New polling figures show that Hispanics age 18–29 prefer spending cuts to more taxes as a primary solution to solving the federal debt crisis. Generation Opportunity, a nonprofit organization that educates, engages and mobilizes young people in the political process, released the figures Monday.
In the April the polling Company/WomenTrend poll, Hispanic young adults said they prefer “reducing federal spending” by 69 percent, compared with 27 percent who would rather “raise taxes on individuals” in order to balance the budget, a nearly three-to-one ratio.
The majority of young Hispanics polled, 56 percent, also agreed with the statement that “if taxes on business profits were reduced, companies would be more likely to hire.”

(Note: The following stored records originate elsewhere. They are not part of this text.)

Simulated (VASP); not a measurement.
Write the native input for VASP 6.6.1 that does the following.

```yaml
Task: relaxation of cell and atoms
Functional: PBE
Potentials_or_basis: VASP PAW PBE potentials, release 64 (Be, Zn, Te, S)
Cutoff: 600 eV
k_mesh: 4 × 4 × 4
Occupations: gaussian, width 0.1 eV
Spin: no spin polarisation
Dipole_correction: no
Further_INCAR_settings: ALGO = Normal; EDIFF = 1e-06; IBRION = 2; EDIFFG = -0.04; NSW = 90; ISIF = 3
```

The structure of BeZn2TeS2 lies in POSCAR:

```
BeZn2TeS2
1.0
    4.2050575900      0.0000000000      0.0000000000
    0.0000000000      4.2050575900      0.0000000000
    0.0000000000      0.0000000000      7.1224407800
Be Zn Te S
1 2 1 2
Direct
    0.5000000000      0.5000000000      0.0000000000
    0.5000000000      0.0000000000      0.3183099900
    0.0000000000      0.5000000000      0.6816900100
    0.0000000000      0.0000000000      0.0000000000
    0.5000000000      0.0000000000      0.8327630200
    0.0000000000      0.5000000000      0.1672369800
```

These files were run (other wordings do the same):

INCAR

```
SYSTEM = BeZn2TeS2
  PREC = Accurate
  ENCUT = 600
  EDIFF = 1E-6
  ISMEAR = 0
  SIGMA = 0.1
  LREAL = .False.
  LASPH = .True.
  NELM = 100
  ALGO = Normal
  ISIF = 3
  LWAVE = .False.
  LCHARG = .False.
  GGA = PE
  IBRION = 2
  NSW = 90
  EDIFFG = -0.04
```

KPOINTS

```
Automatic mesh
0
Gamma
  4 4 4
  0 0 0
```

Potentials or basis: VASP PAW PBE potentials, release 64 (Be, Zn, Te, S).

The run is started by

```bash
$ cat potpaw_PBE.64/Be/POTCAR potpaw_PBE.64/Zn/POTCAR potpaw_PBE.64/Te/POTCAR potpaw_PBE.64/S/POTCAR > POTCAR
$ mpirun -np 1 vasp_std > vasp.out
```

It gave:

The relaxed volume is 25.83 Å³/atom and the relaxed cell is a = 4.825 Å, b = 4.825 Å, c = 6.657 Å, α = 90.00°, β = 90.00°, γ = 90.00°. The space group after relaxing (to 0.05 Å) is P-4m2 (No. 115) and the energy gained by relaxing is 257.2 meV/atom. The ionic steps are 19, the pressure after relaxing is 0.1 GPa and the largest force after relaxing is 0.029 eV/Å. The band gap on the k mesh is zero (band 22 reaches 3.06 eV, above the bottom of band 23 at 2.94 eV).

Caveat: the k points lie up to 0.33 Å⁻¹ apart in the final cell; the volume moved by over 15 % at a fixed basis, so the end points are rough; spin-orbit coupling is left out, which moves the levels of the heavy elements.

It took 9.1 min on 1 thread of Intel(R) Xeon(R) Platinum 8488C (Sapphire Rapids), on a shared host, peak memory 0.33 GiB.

“Young Americans in every community across the nation have been negatively impacted by unemployment and the lack of opportunity, especially within the Hispanic community,” said Paul T. Conway, president of Generation Opportunity and a former Chief of Staff of the United States Department of Labor. “They know the solution to recovery is not more federal spending, taxes and interference with those who have the courage and resources to create jobs.”
But not all Latinos want to reduce government spending, especially if it means cutting social programs that benefit them.
“Historically, Latinos have been very supportive of government spending in particular areas such as education, health care and jobs,” said Eric Rodriguez, vice president of office research, advocacy and legislation at The National Council of La Raza, a Hispanic civil rights and advocacy organization. “What you’ll find is that when you poll Latinos more broadly in oversamples, they ask if you would prefer to have more health care for your children, even if you had to pay more taxes, and they agree.”
Rodriguez said the Latino community is intensely interested in supporting small businesses, but he added that he wasn’t sure Latinos associate lower taxes with thriving businesses. (Conservatives may be able to harness youth disillusionment in 2012)
“I have yet to see taxes really rise to the surface or even close to the top five in issues that rate the most important to Latinos of any age,” Rodriguez said.
But Mario H. Lopez, president of the Hispanic Leadership Fund, said lower taxes are directly associated with the success of small businesses, and Hispanics know that.
“I think its intuitive for a lot Hispanics who are coming here to work and to pursue the American dream that they see that the power to tax is the power to destroy, and that money is better spent out of their own pocket or out of their own business, than the government taking it from them, “ Lopez said.
Lopez said this issue is especially important to Hispanic Americans because they start small businesses at three times the rate of any other demographic group. He said small businesses are the engine to economic growth and can’t be ignored in the budget debate.
“Businesses have a limited amount of money, so money that goes to taxes is less money that‘s going to invest in the business and hiring and creating jobs,” Lopez said. “It’s this false choice — again as we see in the tax debate — either we raise taxes or increase the deficit, but the way to increase revenue is economic growth.”
Rodriguez warned that it’s too early to see whether young Hispanics favor reducing federal spending over tax increases, because it is not yet known what will be cut and who will be most affected.
“I think it’s fair to say that Latinos do care and are paying attention to these discussions and the debate over the debt ceiling and the deficit, and it does matter,” Rodriguez said. “Once we see some of the details about the specific cuts that are going to be needed, then we will know better where public sentiment among Latinos really is.”